Project: http://git-wip-us.apache.org/repos/asf/spark/repo
Commit: http://git-wip-us.apache.org/repos/asf/spark/commit/c8affec2
Tree: http://git-wip-us.apache.org/repos/asf/spark/tree/c8affec2
Diff: http://git-wip-us.apache.org/repos/asf/spark/diff/c8affec2
Branch: refs/heads/master
Commit: c8affec21c91d638009524955515fc143ad86f20
Parents: 969ffd6
Author: Shixiong Zhu <zs...@gmail.com>
Authored: Wed Oct 4 20:58:48 2017 -0700
Committer: Shixiong Zhu <zs...@gmail.com>
Committed: Wed Oct 4 20:58:48 2017 -0700
----------------------------------------------------------------------
.../datasources/InMemoryFileIndex.scala | 85 ++++++++++++--------
.../sql/test/DataFrameReaderWriterSuite.scala | 31 +++++++
2 files changed, 81 insertions(+), 35 deletions(-)
----------------------------------------------------------------------
http://git-wip-us.apache.org/repos/asf/spark/blob/c8affec2/sql/core/src/main/scala/org/apache/spark/sql/execution/datasources/InMemoryFileIndex.scala
----------------------------------------------------------------------
diff --git a/sql/core/src/main/scala/org/apache/spark/sql/execution/datasources/InMemoryFileIndex.scala b/sql/core/src/main/scala/org/apache/spark/sql/execution/datasources/InMemoryFileIndex.scala
index 203d449..318ada0 100644
--- a/sql/core/src/main/scala/org/apache/spark/sql/execution/datasources/InMemoryFileIndex.scala
+++ b/sql/core/src/main/scala/org/apache/spark/sql/execution/datasources/InMemoryFileIndex.scala
@@ -25,6 +25,7 @@ import org.apache.hadoop.conf.Configuration
import org.apache.hadoop.fs._
import org.apache.hadoop.mapred.{FileInputFormat, JobConf}
+import org.apache.spark.SparkContext
import org.apache.spark.internal.Logging
import org.apache.spark.metrics.source.HiveCatalogMetrics
import org.apache.spark.sql.SparkSession
@@ -187,42 +188,56 @@ object InMemoryFileIndex extends Logging {
// in case of large #defaultParallelism.
val numParallelism = Math.min(paths.size, parallelPartitionDiscoveryParallelism)

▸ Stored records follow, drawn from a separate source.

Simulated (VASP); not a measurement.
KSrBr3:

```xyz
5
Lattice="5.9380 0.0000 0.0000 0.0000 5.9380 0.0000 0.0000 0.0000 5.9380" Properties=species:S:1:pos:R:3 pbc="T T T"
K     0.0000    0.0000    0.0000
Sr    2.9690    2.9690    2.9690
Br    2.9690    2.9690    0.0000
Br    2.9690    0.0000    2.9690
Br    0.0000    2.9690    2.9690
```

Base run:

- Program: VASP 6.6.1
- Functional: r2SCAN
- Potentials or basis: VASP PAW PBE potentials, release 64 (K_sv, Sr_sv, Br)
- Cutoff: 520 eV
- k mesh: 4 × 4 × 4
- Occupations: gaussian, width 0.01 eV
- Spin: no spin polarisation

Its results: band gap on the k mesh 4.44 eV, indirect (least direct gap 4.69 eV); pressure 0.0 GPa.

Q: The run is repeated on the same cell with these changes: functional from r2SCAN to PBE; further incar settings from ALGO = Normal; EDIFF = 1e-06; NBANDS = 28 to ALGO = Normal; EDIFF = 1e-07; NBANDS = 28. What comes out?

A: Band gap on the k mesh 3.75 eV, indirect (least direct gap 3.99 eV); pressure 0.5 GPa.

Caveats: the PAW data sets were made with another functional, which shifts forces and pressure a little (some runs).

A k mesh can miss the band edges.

- val statusMap = sparkContext
- .parallelize(serializedPaths, numParallelism)
- .mapPartitions { pathStrings =>
- val hadoopConf = serializableConfiguration.value
- pathStrings.map(new Path(_)).toSeq.map { path =>
- (path, listLeafFiles(path, hadoopConf, filter, None))
- }.iterator
- }.map { case (path, statuses) =>
- val serializableStatuses = statuses.map { status =>
- // Turn FileStatus into SerializableFileStatus so we can send it back to the driver
- val blockLocations = status match {
- case f: LocatedFileStatus =>
- f.getBlockLocations.map { loc =>
- SerializableBlockLocation(
- loc.getNames,
- loc.getHosts,
- loc.getOffset,
- loc.getLength)
- }
-
- case _ =>
- Array.empty[SerializableBlockLocation]
- }
-
- SerializableFileStatus(
- status.getPath.toString,
- status.getLen,
- status.isDirectory,
- status.getReplication,
- status.getBlockSize,
- status.getModificationTime,
- status.getAccessTime,
- blockLocations)
+ val previousJobDescription = sparkContext.getLocalProperty(SparkContext.SPARK_JOB_DESCRIPTION)
+ val statusMap = try {
+ val description = paths.size match {
+ case 0 =>
+ s"Listing leaf files and directories 0 paths"
+ case 1 =>
+ s"Listing leaf files and directories for 1 path:<br/>${paths(0)}"
+ case s =>
+ s"Listing leaf files and directories for $s paths:<br/>${paths(0)}, ..."
}
- (path.toString, serializableStatuses)
- }.collect()
+ sparkContext.setJobDescription(description)
+ sparkContext
+ .parallelize(serializedPaths, numParallelism)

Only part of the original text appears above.